PLOTTING IN PAKISTAN
Pakistani Ambassador Husain Haqqani, one of the most respected foreign envoys in Washington, has offered to resign over a controversy that involves a shadowy appeal to a top U.S. military official for help in removing the powerful chiefs of Pakistan’s army and spy service.
The hint of a back-door coup with roots in Washington has roiled the Pakistani parliament and excited the hometown media into a frenzy of conspiracy theories with Mr. Haqqani at the center.
The ambassador has told Pakistan President Asir Ali Zardari that he had nothing to do with a private letter delivered to Navy Adm. Mike Mullen in May, when the latter was chairman of the U.S. Joint Chiefs of Staff. However, Mr. Haqqani offered to step down, anyway, if his resignation would quell the dispute, a Pakistani diplomat told Embassy Row on Thursday.
“If he is considered responsible, he would resign,” said the diplomat, who asked not to be identified. “He did not deliver [the letter], nor did he write it.”
Mr. Haqqani plans to return soon to Islamabad to address parliament’s demands for answers about any knowledge he had of the activities of Mansour Ijaz, a Pakistani-American businessman at the center of the intrigue.
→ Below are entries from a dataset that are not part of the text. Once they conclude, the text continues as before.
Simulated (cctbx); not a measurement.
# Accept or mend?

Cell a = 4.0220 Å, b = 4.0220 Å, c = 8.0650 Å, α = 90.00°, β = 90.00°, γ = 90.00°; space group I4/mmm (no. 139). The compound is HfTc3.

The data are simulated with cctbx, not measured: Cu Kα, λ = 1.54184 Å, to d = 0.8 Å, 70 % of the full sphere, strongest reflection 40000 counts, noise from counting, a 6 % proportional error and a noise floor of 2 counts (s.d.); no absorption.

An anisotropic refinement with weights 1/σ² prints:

Mr. Ijaz last month claimed that he acted as a secret agent for Mr. Zardari and arranged for an intermediary in Washington to deliver a letter from the Pakistani president to Adm. Mullen. Mr. Zardari has denied any part in the plot.
Mr. Ijaz said the letter appealed for U.S. support for the removal of Gen. Ashfaq Parvez Kayani as chief of staff of the army and Lt. Gen. Ahmad Shuja Pasha as the director-general of Pakistan’s Inter-Services Intelligence agency.
He said the letter was delivered to Adm. Mullen on May 10, eight days after U.S. Navy SEAL commandos killed al Qaeda terrorist leader Osama bin Laden in a military garrison town in Pakistan.
U.S. officials had long suspected that Pakistani spymasters and some top-ranking military officers were sheltering terrorists. At a congressional hearing in September, Adm. Mullen accused Pakistani intelligence officials of links with terrorists.
Pentagon spokesman Capt. John Kirby told Embassy Row that Adm. Mullen received the letter, but he gave no further details about its contents or author. He added that Adm. Mullen dismissed the letter as not “at all credible.”
ASHRAF SUPPORT GROWS
A famous American criminal defense lawyer and political liberal is adding his support to embattled Iranian dissidents in their campaign for U.S. aid to stop the Iraqi government from evicting them from a former military compound north of Baghdad.
Alan Dershowitz - who has defended high-profiled defendants from heiress-turned-terrorist Patty Hearst to O.J. Simpson - will join other prominent speakers on Saturday at an 11 a.m. symposium at the Capitol Hilton to discuss the threat to about 3,400 Iranian exiles in Camp Ashraf.
The Iraqi government plans to close the compound by Dec. 31 and relocate the residents. Supporters fear Iraqi forces will launch another attack on the unarmed dissidents.
The symposium will be moderated by Patrick Kennedy, a former Democratic congressman from Massachusetts who lends the prestige of the Kennedy name to the former rebels of the People’s Mujahedeen of Iran.
Despite the State Department calling the Mujahedeen a terrorist organization, the group has won support across the political spectrum in the U.S., where advocates want the Obama administration to follow Britain, France and the European Union and remove them from the terrorist blacklist.
“This is a bipartisan issue. From Bolton to Dean, from Dana Rohrabacher to Sheila Jackson Lee,” said Ali Safavi, president of the Near East Policy Research consulting firm.
Mr. Safavi was referring to former U.N. Ambassador John Bolton, a conservative, and Howard Dean, a former chairman of the Democratic National Committee. Mr. Rohrabacher is a conservative California Republican, and Mrs. Lee is a liberal Texas Democrat.